I am sure this will be a taboo subject, but with the economy the way it is, does anyone have suggestions on a good (read acceptable) box wine? I vacillate between reds and whites, but tend to shy away from really heavy reds as a "daily drink". I know it may be too much to ask (or for some to admit), but any suggestions would be appreciated.
- Reply by Girl Drink Drunk, Oct 14, 2010.
I don't drink boxed wine, but my mother likes Black Box products. They seem easily found and reasonably priced.
- Reply by ChipDWood, Oct 14, 2010.
I just haven't tried many, though I should. The Virginia Wineworks label is going to "bag & box" format, which is a smart move I think. In a couple weeks they're going to start with their Chardonnay, then see how things go before progresssing to their other levels & labels (Merlot, Red blend, Rose, & a DARN good Viognier/Vidal Blanc blend (I must say).
- Box wines have a tendency to stay much more air-tight after being opened, giving them a much broader period of prime consumption time than bottles, seeled or otherwise.
- They're much more efficient to ship, regarding square footage and tonnage than bottles.
- The wines inside the boxes are made in a style that's "ready to go", and need no aging.
The Virginia Wine Works, 2009 Chardonnay... 50% stainless, 50% oak so it'll be the perfect candidate for such an experiment for the winery.

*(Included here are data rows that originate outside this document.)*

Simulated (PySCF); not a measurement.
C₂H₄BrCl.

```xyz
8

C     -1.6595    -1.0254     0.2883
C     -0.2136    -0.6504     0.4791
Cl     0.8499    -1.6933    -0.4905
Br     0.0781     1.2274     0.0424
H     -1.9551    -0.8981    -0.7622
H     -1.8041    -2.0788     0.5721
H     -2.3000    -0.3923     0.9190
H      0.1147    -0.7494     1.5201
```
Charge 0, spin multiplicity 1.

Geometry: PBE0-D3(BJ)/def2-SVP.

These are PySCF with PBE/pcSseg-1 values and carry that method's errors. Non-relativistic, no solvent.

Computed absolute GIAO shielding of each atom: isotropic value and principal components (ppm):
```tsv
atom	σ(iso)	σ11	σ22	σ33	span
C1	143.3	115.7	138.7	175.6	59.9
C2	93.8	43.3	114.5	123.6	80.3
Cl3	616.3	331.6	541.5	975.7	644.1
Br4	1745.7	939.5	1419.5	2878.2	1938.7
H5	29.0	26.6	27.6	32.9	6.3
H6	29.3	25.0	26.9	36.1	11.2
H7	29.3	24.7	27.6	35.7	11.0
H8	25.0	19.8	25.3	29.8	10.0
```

If things go well I would look for more of their whites & perhaps the rose to wind up in the bag/box.
Gonzo discretion: I'm not getting paid bupkiss by Virginia Wine Works OR Michael Shaps for this mention of his & Phillips' outstanding, Virginian establishment.
Though I will work for wine.
- Reply by zufrieden, Oct 14, 2010.
There are definitely box wines that can win you over - if you are a quantity-type person. Generally stick to fruit-forward whites and reds that you know you are going to drink on a daily basis (hence the boxes, one supposes). I don't usually go for box wines unless holding a large party since the population of home base is not that high.
Unfortunately, I don't have any particular recommendations for reasons related to the above, but would definitely stick with the idea of nice, fruity whites and lighter reds.
- Reply by BrandonA, Oct 15, 2010.
I have a friend that swears by Franzia or Bandit for her daily drink. Her drinks tend to turn to sangria like cocktails with lots of fruit in them.
- Reply by Beaconheath, Nov 4, 2010.
Why should boxed wine be taboo? Corked bottles are a venerable tradition, but there's no chemical reason why the quality of wine in boxed bags should be compromised. People who snub bag-in-box associate it with American sugary bulk wines meant for the undiscerning mass market, but that too is only a matter of history--surely it's not the bags that make the wine inferior. Australia and Europe have been quicker than the States to embrace this kind of packaging for premium wines, for a number of strong reasons.
I too have looked high and low for a lighter, dryer boxed wine for everyday, glass-a-day use, to no avail. Europe has lots available:
The list could go on and on.
My local retailer would be willing to get something like this for me, but none of the distributors he works with (South Dakota) lists any of them. That seems to be the problem. American distributors don't believe there's a market for these wines.
Does anyone know of a distributor or an online store that carries this sort of thing?
- Reply by VegasOenophile, Nov 4, 2010.
Black Box wines are solid for nice, quaffable everyday drinkers. Red Truck in the little barrel is good too.
- Reply by Beaconheath, Nov 4, 2010.
Black Box is certainly a respected name in bagged wines, but their reds are the usual richer varietals--CabernetS, Merlot, Shiraz--which I'm not sure I'd want every day for a straight month from a 3L box (I draw approx. 100-125ml/day). What's hard to find in the current American market are the more medium- or light-bodied premium blends, dry or off-dry, made from grenache, cinsault, carignan, valdeguie, etc., or especially rose wines.
Haven't seen Red Truck or Pink Truck in BIB packaging, and their website says nothing about it. Would try it like a shot if I could find it.
This is a market niche waiting for some enterprising American company, or for a distributor to tap into what's already there in Europe.